Here's a PoC with the minimal example:
Notation "'secondconstr'' ( x , y )" := (secondconstr (x : bool, y)).
Check (secondconstr' (3, true)).
And in the context of your types judgement, it might look like this:
Notation "Gamma |- v : T" := (types Gamma (v : value, T))
(at level 100).
I am currently learning Haskell, so here are a beginner's questions:
What is meant by single type in the text below ?
Is single type a special Haskell term ? Does it mean atomic type here ?
Or does it mean that I can never make a list in Haskell in which I can put both 1 and 'c' ?
I was thinking that a type is a set of values.
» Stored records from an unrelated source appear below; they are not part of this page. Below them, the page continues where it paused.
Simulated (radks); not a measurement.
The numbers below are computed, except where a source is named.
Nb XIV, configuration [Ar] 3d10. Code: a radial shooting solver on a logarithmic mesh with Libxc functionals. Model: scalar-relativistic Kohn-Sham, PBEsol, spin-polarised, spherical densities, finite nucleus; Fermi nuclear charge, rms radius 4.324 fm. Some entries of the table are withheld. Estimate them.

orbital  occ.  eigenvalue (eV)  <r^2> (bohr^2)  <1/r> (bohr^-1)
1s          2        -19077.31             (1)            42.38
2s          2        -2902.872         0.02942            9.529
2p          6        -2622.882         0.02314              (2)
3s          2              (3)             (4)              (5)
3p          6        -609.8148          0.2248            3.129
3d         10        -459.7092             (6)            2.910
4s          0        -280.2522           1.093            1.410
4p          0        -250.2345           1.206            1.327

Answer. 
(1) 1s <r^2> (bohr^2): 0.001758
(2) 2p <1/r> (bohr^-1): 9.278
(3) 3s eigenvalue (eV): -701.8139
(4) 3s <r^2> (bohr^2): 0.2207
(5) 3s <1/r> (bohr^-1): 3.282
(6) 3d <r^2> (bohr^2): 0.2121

So I cannot define a type that contains Chars and Ints ?
What about algebraic data types ?
Something like: data IntOrChar = In Int | Ch Char ? (I guess that should work but I am confused what the author meant by that sentence.)
Btw, is that the only way to make a list in Haskell in which I can put both Ints and Chars? Or is there a more tricky way ?
A Scala analogy: in Scala it would be possible to write implicit conversions to a type that represents both Ints and Chars (like IntOrChar) and then it would be possible to put seemlessly Ints and Chars into List[IntOrChar], is that not possible with Haskell ? Do I always have to explicitly wrap every Int or Char into IntOrChar if I want to put them into a list of IntOrChar ?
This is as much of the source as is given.